3.1 Specific humidity anomaly
The mean anomaly of near-surface specific humidity over the five models was time interpolated (Table 3, #6) to a 6-hour time resolution from the monthly climatological PMIP3 output. The annual mean lgm–piControl anomaly field (Fig. 1a) shows a global decrease in specific humidity, as would be expected from decreased air temperatures (Sect. 3.6). The anomaly is most pronounced around the Equator where we see a decrease of 2–3 × 10−3 kg kg−1, while the anomaly is nearly zero towards both poles. The model spread of the anomaly shows a disagreement between the PMIP3 models generally in the order of 1–2 × 10−3 kg kg−1, but it is larger (up to 4 × 10−3 kg kg−1) in the Northern Hemisphere's western boundary current regions and close to the Arctic ice edge (Fig. 1b).

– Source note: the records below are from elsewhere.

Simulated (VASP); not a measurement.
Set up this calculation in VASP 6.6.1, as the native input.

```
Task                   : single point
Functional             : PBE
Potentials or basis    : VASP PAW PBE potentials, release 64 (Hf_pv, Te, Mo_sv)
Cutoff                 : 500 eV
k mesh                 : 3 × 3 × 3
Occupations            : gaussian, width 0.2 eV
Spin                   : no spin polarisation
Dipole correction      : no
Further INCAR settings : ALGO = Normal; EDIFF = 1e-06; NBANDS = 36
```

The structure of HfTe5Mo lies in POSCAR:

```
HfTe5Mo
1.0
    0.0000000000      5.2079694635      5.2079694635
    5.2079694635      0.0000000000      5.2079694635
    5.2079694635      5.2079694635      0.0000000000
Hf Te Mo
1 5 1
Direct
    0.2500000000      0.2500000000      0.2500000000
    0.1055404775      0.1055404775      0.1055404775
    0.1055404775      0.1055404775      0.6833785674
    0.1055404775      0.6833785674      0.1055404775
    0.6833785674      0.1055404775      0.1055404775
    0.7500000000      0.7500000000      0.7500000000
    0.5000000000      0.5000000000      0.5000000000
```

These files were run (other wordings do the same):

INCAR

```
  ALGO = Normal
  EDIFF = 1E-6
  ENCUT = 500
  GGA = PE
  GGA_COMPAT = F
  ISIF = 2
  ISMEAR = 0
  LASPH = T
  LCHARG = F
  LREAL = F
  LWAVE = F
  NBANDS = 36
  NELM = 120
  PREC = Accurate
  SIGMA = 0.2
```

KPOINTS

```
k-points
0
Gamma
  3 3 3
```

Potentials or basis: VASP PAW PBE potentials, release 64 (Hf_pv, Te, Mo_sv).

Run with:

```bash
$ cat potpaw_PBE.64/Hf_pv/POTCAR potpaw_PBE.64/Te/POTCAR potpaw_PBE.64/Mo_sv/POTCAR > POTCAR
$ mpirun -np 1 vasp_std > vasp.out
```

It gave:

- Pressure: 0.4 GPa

3.2 Downwelling long-wave radiation anomaly
The anomaly for surface downwelling long-wave radiation is time-interpolated (Table 3, #6) to a daily time resolution. The annual mean anomaly field (Fig. 2a) shows globally decreased downwelling long-wave radiation in the lgm experiment compared to the piControl experiment in the order of 10–30 W m−2 over most of the ocean due to a generally cooler atmosphere (Sect. 3.6). The largest anomalies lie close to the northern ice sheets with up to −90 W m−2 lower radiation in the lgm experiment than in the piControl experiment. Ice is likely also the main contributor to the high (60–90 W m−2) inter-model spread in the North Atlantic and Southern oceans (Fig. A3). The remainder of the ocean exhibits a better agreement with inter-model spreads generally below 20 W m−2 (Fig. 2b).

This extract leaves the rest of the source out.